SCOTUS ruling on America’s most powerful, unaccountable federal agency is looming

The Supreme Court on Tuesday will hear oral arguments in a case that concerns the Constitution’s separation of powers, and according to former Assistant Attorney General Thomas M. Boyd, it “might invalidate the most powerful federal administrative agency ever created.”

In an opinion piece for the New York Post, Boyd, who was appointed by former President Ronald Reagan, discusses Consumer Financial Protection Bureau v. Community Financial Services Association of America, an “appeal of the Fifth Circuit’s unanimous holding that the CFPB’s use of the Federal Reserve System to fund its operations violates the Constitution’s separation of powers.”

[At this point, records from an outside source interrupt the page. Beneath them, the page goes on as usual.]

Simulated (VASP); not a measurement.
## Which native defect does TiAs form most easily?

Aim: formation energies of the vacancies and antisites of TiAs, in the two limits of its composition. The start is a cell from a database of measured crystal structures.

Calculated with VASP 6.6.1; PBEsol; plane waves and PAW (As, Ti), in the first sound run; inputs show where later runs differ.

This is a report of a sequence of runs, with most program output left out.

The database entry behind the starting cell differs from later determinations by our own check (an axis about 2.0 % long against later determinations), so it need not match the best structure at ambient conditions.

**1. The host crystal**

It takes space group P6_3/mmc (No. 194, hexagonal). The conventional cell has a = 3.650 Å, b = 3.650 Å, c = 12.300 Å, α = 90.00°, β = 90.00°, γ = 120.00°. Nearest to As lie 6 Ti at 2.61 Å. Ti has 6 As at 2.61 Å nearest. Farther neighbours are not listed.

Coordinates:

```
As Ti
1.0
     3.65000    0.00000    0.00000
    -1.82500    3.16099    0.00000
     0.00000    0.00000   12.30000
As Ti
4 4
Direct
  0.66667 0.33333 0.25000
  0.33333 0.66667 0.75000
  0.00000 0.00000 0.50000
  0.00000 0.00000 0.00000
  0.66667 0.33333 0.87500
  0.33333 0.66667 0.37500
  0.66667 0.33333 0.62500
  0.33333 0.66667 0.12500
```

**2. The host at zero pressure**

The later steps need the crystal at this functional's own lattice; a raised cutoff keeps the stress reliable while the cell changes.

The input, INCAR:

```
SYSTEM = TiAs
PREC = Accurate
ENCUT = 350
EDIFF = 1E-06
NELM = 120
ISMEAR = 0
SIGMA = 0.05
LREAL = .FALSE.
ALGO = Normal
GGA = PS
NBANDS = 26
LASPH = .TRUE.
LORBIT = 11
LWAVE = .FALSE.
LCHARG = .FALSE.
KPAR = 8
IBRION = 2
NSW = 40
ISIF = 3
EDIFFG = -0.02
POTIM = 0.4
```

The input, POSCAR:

According to its website, the Consumer Financial Protection Bureau (CFPB) is “a U.S. government agency dedicated to making sure you are treated fairly by banks, lenders and other financial institutions.”

In February, the White House highlighted the CFPB’s role in President Biden’s “agenda of promoting competition in the American economy.”

The CFPB “is proposing a rule that would slash excessive credit card late fees, pursuant to its authority under the bipartisan Credit CARD Act of 2009,” the White House announced. “The rule is projected to reduce typical late fees from roughly $30 to $8, saving consumers as much as $9 billion a year in late fees.”

“The CFPB targeted overdraft and bounced check fees, releasing two reports in 2021 and ramping up its oversight, driving 15 of the 20 largest banks to agree to put an end to bounced check fees. The CFPB followed up by releasing guidance banning surprise overdraft fees – fees charged for overdrawing a checking account even though at the time of purchase there appeared to be sufficient funds – and surprise depositor fees charged when you deposit someone else’s bounced check,” according to the release. “These changes will reduce fees by more than $1 billion annually.”

According to Boyd, the Fifth Circuit’s opinion “declared that the agency’s ‘perpetual insulation from Congress’ appropriation power, including the express exemption from congressional review of its funding, renders’ it unaccountable ‘to Congress and, ultimately, to the people.'”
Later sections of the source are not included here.